Thursday 3 November 2011

The King of Limbs remixed: Radiohead as source material for new gen producers

[Wrote this for the Spectator Night & Day arts blog but it hasn't been posted up yet]


Radiohead
TKOL RMX 1234567 
XL Recordings

Given the clangorous fanfare and critical parping that usually accompanies a new Radiohead album, the February release of the band’s eighth studio effort caused merely a few ripples in the big splashy sea of new music. Partly this is down to the band’s decision to forego the expected promotional duties, festival headline slots and arena shows, but another explanation is that The King of Limbs could be band’s least successful and least memorable record. While it’s not without its moments, particularly when it hits its stride halfway through with the twin beauties of ‘Lotus Flower’ and ‘Codex’, TKOL is Radiohead in B-side mode, showing off a practiced ease with their own style and the organic interplay between human and machine; acoustic warmth and synthetic glitch.
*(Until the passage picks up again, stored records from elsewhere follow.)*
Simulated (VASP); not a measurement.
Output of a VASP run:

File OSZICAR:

But it was also obvious that these few tracks (only eight of them!) would undergo multiple incarnations, as producers and DJs from the top of the tree to its bedroom-bound roots got their hands on the fertile raw material. Given Thom Yorke’s recent collaborations with progressive hip-hop producer Flying Lotus and home-grown talents Four Tet and Burial, it’s not hard to imagine Radiohead taking the remixer’s job into account as they tinker in the studio. Why finish a track definitively when someone else will do it for you? Why write 10 great songs when you could do eight and let the remixers go forth and multiply?